Feature

Coal Story

Coal has been important in our past, and has an even more important, but changing, role to play in the future.

By P A Toynbee

Coal makes up 95.6% of the recoverable reserves of New Zealand's fossil fuels. If the use of all forms of primary energy continued unchanged at 1986 consumption levels, and if these were supplied from our indigenous resources, coal would last some 1,661 years, while we would run out of oil and condensate in 7 years, and natural gas in 28 years.

New Zealand's traditional use of coal has differed radically from that of most Western countries. Overseas, up to 90% of total coal consumption has been in thermal power generation and conventional steel manufacture. Most of our coal has been used as an industrial fuel and in commercial and domestic heating.

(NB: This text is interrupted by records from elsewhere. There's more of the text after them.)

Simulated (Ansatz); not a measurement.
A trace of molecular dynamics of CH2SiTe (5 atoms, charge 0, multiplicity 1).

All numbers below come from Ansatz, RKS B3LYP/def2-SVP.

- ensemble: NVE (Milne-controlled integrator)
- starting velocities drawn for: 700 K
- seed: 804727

These circumstances are changing today. With all the hydro potential of the North Island fully developed -- and a seeming reluctance to develop other sites -- and with possible growth in the steel industry, we can expect to develop a pattern of energy use similar to that overseas. This change, and the increasing direct use of coal as an industrial fuel, will lead to a substantial growth in overall coal consumption.

Coal Types

The geologically older, `high-rank' coals are the bituminous coals. These are high in carbon, low in inherent moisture and high in heating value. At the other extreme are the young, low-rank lignites, which are low in carbon and heating value, and have a high natural moisture content. In between are the sub-bituminous coals, a type not common in most parts of the world, but which are by far the most-used coals in this country.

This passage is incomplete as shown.